Likewise, in the 2nd movement (the famous theme and variations) one senses musicians more interested in the effect and dramatic impact of the moment than in the architectural coherence of the whole. The way the Juilliards play the theme is not true to Schubert's "Andante con moto" marking but is quite extraordinary in its own right: they take it at a very slow tempo and with other-wordly pianissimo sonorities that evoke some nightmarish gliding of the Maiden over the black waters of the river Styx. However they make no effort at maintaining that tempo in the ensuing variations, suddenly accelerating for the first variation and imparting it great urgency, with 1st violin Robert Mann displaying an unfailing purity of tone. The second variation continues in the same hurried mood, with a dry cello tone that deprives it of some of its lyricism. Variation 3, which in some versions can sound like Death's demented and headlong race to the abyss, is here not hectic but taut like the sound of the whip and quasi geometrical in its rhythmic precision. I had read somewhere a comment calling this version "abstract" and been puzzled: interpreting Webern may be called abstract - but Schubert? Now I understand what it possibly meant. Similarly, the 4th variation sounds a bit mechanical in its rhythmic precision, but the last one elicits great dramatic power.

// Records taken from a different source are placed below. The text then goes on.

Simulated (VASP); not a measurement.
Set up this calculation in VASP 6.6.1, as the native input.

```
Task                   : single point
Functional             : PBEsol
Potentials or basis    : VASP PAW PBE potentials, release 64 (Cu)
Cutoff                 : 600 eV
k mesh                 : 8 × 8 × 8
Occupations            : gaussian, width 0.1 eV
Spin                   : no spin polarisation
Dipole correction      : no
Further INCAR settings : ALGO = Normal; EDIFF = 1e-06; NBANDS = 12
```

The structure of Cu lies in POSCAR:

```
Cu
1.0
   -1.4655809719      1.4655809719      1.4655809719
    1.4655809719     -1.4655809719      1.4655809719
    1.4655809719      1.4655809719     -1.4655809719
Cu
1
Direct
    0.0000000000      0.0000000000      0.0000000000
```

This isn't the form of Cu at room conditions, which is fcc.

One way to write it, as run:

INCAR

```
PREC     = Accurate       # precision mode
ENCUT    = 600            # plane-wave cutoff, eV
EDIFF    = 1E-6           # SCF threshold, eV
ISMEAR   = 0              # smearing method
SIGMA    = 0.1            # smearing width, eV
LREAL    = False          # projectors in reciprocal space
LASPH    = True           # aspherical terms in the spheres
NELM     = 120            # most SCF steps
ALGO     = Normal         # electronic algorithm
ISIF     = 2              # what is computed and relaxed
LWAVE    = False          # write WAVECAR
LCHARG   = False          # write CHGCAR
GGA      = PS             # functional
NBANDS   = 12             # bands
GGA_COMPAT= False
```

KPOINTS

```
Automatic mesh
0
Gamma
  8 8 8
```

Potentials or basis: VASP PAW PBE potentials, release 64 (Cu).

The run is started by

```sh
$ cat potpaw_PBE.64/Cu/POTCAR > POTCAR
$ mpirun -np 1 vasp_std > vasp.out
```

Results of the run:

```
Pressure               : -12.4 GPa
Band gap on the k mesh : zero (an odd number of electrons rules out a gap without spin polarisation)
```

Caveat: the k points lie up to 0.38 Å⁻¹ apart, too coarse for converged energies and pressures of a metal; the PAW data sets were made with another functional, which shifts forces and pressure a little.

Again the scherzo doesn't show a great display of power but much rhythmic snap - accents are as dry as the crack of a whip. The Juilliards apply some relaxation of tempo in the middle trio but manage to give it charm while avoiding mawkishness - the innocent young maiden unaware of danger lurking at the window. The Finale, taken with no repeat of the second section, is brisk, urgent, dynamic, with virtuosic precision of attack and great attention to the brutal dynamic contrasts written by Schubert - one of the best I've heard.
It might be a cliché to say of the Juilliards that they played modern music like standard repertoire and the classics like new music (as Tully Potter recounts, this was the goal of composer and head of Juilliard School William Schumann when he decided to promote the creation of a resident quartet in 1945), but I find that it is verified here: never to my ears has Schubert sounded so close to Bartok."